Introduction

Shimura varieties are a distinguished class of algebraic varieties that parameterise important objects from linear algebra called Hodge structures. Often these Hodge structures correspond to families of so-called Abelian varieties.

Additional structure on a Shimura variety S arises through the existence of certain algebraic correspondences on S, i.e. subvarieties of S × S, called Hecke correspondences. We can think of these as one-to-many maps

T : S → S.

We endow S with a set of so-called special subvarieties, defined as the set of all connected components of Shimura subvarieties and the irreducible components of their images under Hecke correspondences. This is analogous to the case of Abelian varieties (respectively algebraic tori), where special subvarieties are the translates of Abelian subvarieties (respectively subtori) by torsion points. A key property of special subvarieties is that connected components of their intersections are themselves special subvarieties. Thus, any subvariety Y of S is contained in a smallest special subvariety. If this happens to be a connected component of S itself, then we say that Y is Hodge generic in S.

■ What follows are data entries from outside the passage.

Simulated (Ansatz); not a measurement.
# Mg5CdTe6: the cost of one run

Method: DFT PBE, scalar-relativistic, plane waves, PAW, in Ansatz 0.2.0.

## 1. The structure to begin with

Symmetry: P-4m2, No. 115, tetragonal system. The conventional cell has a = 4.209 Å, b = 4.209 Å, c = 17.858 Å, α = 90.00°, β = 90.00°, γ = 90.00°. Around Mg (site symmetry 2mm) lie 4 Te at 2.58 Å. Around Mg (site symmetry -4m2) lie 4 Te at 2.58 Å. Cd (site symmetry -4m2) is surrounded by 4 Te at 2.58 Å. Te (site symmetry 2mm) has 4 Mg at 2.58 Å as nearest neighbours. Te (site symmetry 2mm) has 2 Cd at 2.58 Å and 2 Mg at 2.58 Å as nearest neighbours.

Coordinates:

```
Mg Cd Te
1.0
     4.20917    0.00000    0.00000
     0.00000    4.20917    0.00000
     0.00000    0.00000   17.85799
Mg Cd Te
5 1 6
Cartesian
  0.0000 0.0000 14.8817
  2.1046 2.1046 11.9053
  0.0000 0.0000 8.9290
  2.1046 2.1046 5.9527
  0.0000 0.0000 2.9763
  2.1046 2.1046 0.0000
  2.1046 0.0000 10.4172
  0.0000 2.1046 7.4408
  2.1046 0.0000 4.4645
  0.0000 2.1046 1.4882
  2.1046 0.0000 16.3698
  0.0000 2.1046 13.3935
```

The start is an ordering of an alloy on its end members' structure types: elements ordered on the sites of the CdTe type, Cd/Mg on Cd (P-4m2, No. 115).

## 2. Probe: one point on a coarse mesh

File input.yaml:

We refer to the special subvarieties of dimension zero as special points. Special subvarieties contain a Zariski (in fact, analytically) dense set of special points. The André-Oort conjecture predicts that this property characterises special subvarieties:

Conjecture 1.1 (André-Oort) Let S be a Shimura variety and let Σ be a set of special points contained in S. Every irreducible component of the Zariski closure of ∪s∊Σs in S is a special subvariety.

A connected component of S arises as a quotient Γ\D, where D is a certain type of complex manifold called a Hermitian symmetric domain, and Γ is a certain type of discrete subgroup of Hol(D)+ called a congruence subgroup. From now on, we will use S to denote this component.

By [10], §3, there exists a semi-algebraic fundamental domain F ⊂ D for the action of Γ. By [10], Theorem 1.2, when the uniformisation map

π : D → S

is restricted to F, one obtains a function definable in the o-minimal structure Ran,exp. Through these observations, the André-Oort conjecture becomes amenable to tools from o-minimality.